As an architectural building, the cathedral of Coria is a parish church, which, removed to any other town, would be devoid of any and all beauty. In other words, the impressions it produces are entirely dependent upon its local surroundings; eliminate these, and the temple is worthless from an artistic or poetical point of view.
It was begun in 1120, most likely by Arab workmen; it was finished toward the beginning of the sixteenth century. Honestly speaking, it is a puzzle what the artisans did in all those long years; doubtless they{282} slept at their task, or else decades passed away without work of any kind being done, or again, perhaps only one mason was employed at a time.
The interior is that of a simple Gothic church of one aisle, 150 feet long by fifty-two wide and eighty-four high; the high altar is situated in the rounded apse; in the centre of the church the choir stalls of the fifteenth century obstruct the view of the walls, decorated only by means of pilasters which pretend to support the Gothic vaulting.
To the right, in the altar chapel, is a fine marble sepulchre of the sixteenth century, in which the chasuble of the kneeling bishop portrayed is among the best pieces of imitative sculpture to be seen in Spain.
To the right of the high altar, and buried in the cathedral wall, a door leads out into the paseo,—a walk on the broad walls of the city, with a delightful view southwards across the river to the prairie in the distance. Where can a prettier and more natural cloister be found?

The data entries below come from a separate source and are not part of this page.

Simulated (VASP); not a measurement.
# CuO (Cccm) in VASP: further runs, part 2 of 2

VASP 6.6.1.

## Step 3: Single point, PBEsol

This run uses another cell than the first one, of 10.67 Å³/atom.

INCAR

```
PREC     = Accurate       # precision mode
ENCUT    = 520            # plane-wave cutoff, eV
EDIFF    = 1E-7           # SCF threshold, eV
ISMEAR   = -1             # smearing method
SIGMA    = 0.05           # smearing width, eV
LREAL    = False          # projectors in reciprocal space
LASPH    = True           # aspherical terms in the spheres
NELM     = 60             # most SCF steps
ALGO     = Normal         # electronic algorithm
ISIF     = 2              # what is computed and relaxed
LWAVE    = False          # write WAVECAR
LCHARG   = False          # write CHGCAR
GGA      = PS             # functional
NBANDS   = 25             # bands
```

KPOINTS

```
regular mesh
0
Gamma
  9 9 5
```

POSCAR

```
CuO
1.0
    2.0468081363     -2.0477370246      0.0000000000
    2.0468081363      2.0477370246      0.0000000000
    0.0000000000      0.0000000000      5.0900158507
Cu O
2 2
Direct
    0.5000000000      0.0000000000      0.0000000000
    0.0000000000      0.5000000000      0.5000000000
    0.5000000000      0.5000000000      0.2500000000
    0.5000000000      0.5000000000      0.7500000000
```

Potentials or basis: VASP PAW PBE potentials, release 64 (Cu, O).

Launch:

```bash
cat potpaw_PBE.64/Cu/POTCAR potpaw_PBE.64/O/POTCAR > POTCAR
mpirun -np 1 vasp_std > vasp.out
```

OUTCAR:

The western façade is never used, and is surrounded by the old cemetery,—a rather peculiar place for a cemetery in a cathedral church; the northern façade is anti-artistic,{283} but the tower to the right has one great virtue, that of comparative height. Though evidently intended to be Gothic, the Arab taste, so pronounced throughout this region, got the better of the architect, and he erected a square steeple crowned by a cupola.
Yet, and in spite of criticism which can hardly find an element worthy of praise in the whole cathedral building, the tourist should not hesitate in visiting the city. Besides, the whole region of Northern Extremadura, in which Coria and Plasencia lie, is historically most interesting: Yuste, where Charles-Quint spent the last years of his life, is not far off; neither is the Convent of Guadalupe, famous for its pictures by the great Zurbaran.
As for Coria itself, it is a forgotten corner of Moor-land.
VII
PLASENCIA
The foundation of Plasencia by King Alfonso VIII. in 1178, and the erection of a new episcopal see twelve years later, can be regarded as the coup de grâce given to the importance of Coria, the twin sister forty miles away. Nevertheless, the Royal City, as Plasencia was called, which ended by burying its older rival in the most shocking oblivion, was not able to acquire a name in history. Founded by a king, and handed over to a bishop and to favourite courtiers, who ruled it indifferently well, not to say badly, it grew up to be an aristocratic town without a bourgeoisie. Its history in the middle ages is consequently one long series of family feuds, duels, and tragedies, the record of bloody happenings, and acts of heroic brutality and bravery.
In 1233 a Moorish army conquered it, shortly after the battle of Alarcos was lost{285} to Alfonso VIII., at that time blindly in love with his beautiful Jewish mistress, Rachel of Toledo. But the infidels did not remain master of the situation, far less of the city, for any length of time, as within the next year or so it fell again into the hands of its founder, who strengthened the walls still standing to-day, and completed the citadel.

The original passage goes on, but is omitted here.